This is the last in my series of videos on the Coalition to Stop Gun Violence event Wednesday night. Lori Haas, who speaks in this video, got involved in the gun issue after her daughter, Emily, was wounded in the Virginia Tech shootings. As Haas describes in this video, she received a phone call on April 16, 2007, that no parent ever wants to get, as she heard her daughter tell her, “mommy, I’ve been shot.” Fortunately, Emily Haas survived — as her mother says, she was “very lucky that morning,” as 11 students and a professor in that classroom were murdered. Absolutely horrible.
In the aftermath of that terrible day, Lori Haas dedicated herself to remedying the “abysmal state of the gun laws in Virginia and in our country that make it far too easy for prohibited buyers like Cho [and] Loughner to get guns and wreak indescribable pain on far too many American families.” Here in Virginia, Haas and her allies have fought attempts to weaken the Commonwealth’s already weak gun laws. For instance, the gun lobby has been pushing for “universal concealed carry;” “repeal of one handgun a month;” expansion of the “shoot-first doctrine” (“would allow any person to use deadly force with a firearm to any perceived threat without any repercussions”); “restoration of firearm rights to the legally incompetent and mentally ill;” abolition of the Virginia Firearms Transaction Bureau (“the preeminent state background check system in the country, they say there’s no need for it”); and elevation of Second Amendment rights “above personal and private property rights.”
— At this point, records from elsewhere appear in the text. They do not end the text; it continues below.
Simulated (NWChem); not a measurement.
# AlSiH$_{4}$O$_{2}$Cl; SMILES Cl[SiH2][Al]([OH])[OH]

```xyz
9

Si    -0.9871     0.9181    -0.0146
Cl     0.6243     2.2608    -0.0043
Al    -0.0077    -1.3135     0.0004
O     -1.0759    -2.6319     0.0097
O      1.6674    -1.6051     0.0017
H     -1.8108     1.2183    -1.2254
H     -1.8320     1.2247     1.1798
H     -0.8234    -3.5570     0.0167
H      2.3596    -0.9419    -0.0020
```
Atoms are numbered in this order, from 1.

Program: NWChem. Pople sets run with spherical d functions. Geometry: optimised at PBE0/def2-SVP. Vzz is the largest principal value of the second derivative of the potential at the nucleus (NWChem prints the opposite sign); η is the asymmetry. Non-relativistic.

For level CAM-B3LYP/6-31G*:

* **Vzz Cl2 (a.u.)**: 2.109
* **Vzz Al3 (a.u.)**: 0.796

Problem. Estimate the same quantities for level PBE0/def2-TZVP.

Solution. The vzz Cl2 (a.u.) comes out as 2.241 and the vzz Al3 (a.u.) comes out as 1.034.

In sum, according to Haas, the gun lobby’s goal can be boiled down to “any gun, anywhere, anytime.” Fortunately, Haas, her colleagues, and supporters are fighting this, and as Haas says, “we are not going away.” If you support the work that Lori Haas and the Coalition to Stop Gun Violence are doing here in Virginia, you can get involved, sign up to receive emails, and of course donate. Having met Lori Haas and others in the Coalition to Stop Gun Violence, I am confident that this is a worthy source of your assistance. Thanks.
P.S. Also in the audience for this event was Colin Goddard, another Virginia Tech shooting survivor who now works for reasonable, commonsense gun safety laws in this country.